From the old board, I launched the "President Luthor" thread with this post (July 21, 2003):
At my last visit to my friendly neighborhood comics shop, I say the President Luthor trade paperback. I haven't read the Superman titles for several years (heresy, I know), and the notion of Lex Luthor becoming President of the U.S. wasn't enough to entice me back.
It's a nifty idea, I'll admit ... but the time to do it was very shortly after the Crisis/John Byrne reboot, when the notion of Luthor-as-business-mogul was still fresh and he hadn't amassed a history of dirty deeds that we readers know about, even if the good folks of the DC Universe don't.
But he has that history ... so how come the heroes of the DCU let him run for office without exposing him? I know that with great power comes great responsibility, and the heroes shy from influencing public policy and all -- but C'MON! He's a villain! They couldn't say ANYTHING? So what if he'll sue them!?! Truth is an absolute defense against libel, at least in this country.
I was curious about whether Luthor had won the election honestly -- or at least legitimately. If he rigged the election somehow, that's even more reason for the heroes to take a hand.
So I thumbed through the book. There was a story in which Luthor hires Talia to run is business empire -- after staging an attack on her condo by armed assassins and having her rescued by his favorite leg-breakers, Hope and Mercy. Talia doesn't swallow the obvious setup, but he answers, "If you think I would engineer the deaths of 17 men just to impress you, you are deluded."
I don't swallow it either. And I also don't swallow how he can hire Talia and explain to The Wall Street Journal, The Financial Times, Forbes, Fortune, Louis Ruskeyer and Maria Bartiromo how somebody with no track record in business becomes the CEO of a multinational business empire.
Then we get into Luthor's announcement that he'll run, and there are a lot of people, Perry White among them, murmuring that "he'll probably win," just like that. Then we see Luthor get shot -- and apparently, he's swept into office on a sympathy vote. The next thing is Superman at a photo op congratulating Luthor on his win.
With that, I put the book back on the shelf. I couldn't stand it any more. Now, I wasn't necessarily expecting the story to be realistic (You know what I always say about that, don't you? Say it with me: "Whenever someone speaks of making comics 'realistic,' more often than not they mean doing something that takes all the fun out of them."), but there are a LOT of problems with the notion of Luthor-as-president that have to be addressed, and such a story requires the writer to do a LOT of heavy lifting to get me to buy into it. Here, it seems, they didn't even try.
For openers: I didn't see even a hint of an opponent, which is, y'know, a given in a presidential race. There's never a shortage of people who will run. I don't have any trouble with the idea that Luthor would want the job; few positions in life have the stature of the Presidency. On the other hand, I think there are a number of people prominent in public life who might want the job, but have no stomach for campaigning for it. I would have put Luthor in this category, but if he decided to go for it, well, fine. After all, there's only one man who became President without actually running in a national campaign. (Gerald Ford -- you weren't thinking of someone else, were you?)

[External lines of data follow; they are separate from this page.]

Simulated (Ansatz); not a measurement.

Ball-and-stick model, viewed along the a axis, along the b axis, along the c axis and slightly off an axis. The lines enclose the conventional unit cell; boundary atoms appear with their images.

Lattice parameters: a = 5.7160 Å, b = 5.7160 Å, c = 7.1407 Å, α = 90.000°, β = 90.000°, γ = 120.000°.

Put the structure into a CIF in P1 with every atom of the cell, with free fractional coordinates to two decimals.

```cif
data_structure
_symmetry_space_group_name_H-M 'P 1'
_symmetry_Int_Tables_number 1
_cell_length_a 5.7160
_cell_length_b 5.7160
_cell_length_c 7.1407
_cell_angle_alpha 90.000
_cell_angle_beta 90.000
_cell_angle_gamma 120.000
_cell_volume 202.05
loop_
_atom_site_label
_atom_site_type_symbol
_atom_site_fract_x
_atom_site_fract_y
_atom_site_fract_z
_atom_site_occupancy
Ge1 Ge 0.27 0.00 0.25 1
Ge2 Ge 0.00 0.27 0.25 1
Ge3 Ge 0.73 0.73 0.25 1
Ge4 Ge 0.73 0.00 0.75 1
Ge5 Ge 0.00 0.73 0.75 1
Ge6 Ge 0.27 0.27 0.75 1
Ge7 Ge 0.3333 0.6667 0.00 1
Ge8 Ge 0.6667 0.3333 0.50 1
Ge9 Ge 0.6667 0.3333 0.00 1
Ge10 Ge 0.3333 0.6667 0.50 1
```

I didn't see a declaration of party by Luthor. If he ran as an independent, well, there are a number of hurdles he'd have to meet to get on the ballot in all 50 states. With his money and resources, he could do it, but one can't assume that he can just sign a check and it's done. We have a two-party system in this country, in large part because members of those parties, once elected to office, have enacted lots of laws at every level of government -- federal, state, and local -- to keep it that way. (The Constitution itself says nothing about parties.)
Which is the other thing: How does Luthor counter the opposition from constituent groups that have thrown in with one party or the other and will mobilize in support of their chosen candidate? How does Luthor win any of them over? How does Luthor win the voters over? Getting shot might win some sympathy, but if that was enough, George Wallace would have been elected in '72, not Richard Nixon.
Speaking of Nixon -- the good Captain has often stated that the Daily Planet should do a Watergate on Luthor. Fine, but I believe that they shouldn't have waited until after the election; they should have gone after him the moment they had any inkling he was going to run. Once he was a declared candidate, they should have hit him with everything including the kitchen sink ... and the stove, the dishwasher, the refrigerator, the cabinets, the pots and pans, and every plate, cup, saucer, fork, knife and spoon.
Which, of course, happens anyway in a presidential race. No matter how much press coverage anybody gets as a public figure, becoming a candidate ratchets it up a notch or three. A serious candidate can expect that, at minimum, The New York Times, The Washington Post -- and the OPPOSING PARTIES -- will document anything and everything he or she has said and done in his entire life.
Can Luthor stand up to that much scrutiny? Of course not, and I can't believe he would put himself in such a position to be exposed.
And I haven't even mentioned all the babbling from the pundits on the cable news channels and the bleating from talk radio, and the Iowa causes and the New Hampshire primary and etc., and so on and so forth.
Nor have I mentioned Luthor's past -- such as destroying the city of Metropolis in Action Comics #700. How does a candidate for the presidency explain something like that away?
To be fair, as I mentioned before, I haven't been reading the Superman titles, so I don't know if any of these points have been addressed. Have they? Have the holes in this scenario been filled? Am I off base in criticizing this? Should I give it a chance?
Stepping off the soapbox now ...
-- ClarkKent_DC (who is grateful that he never covered politics)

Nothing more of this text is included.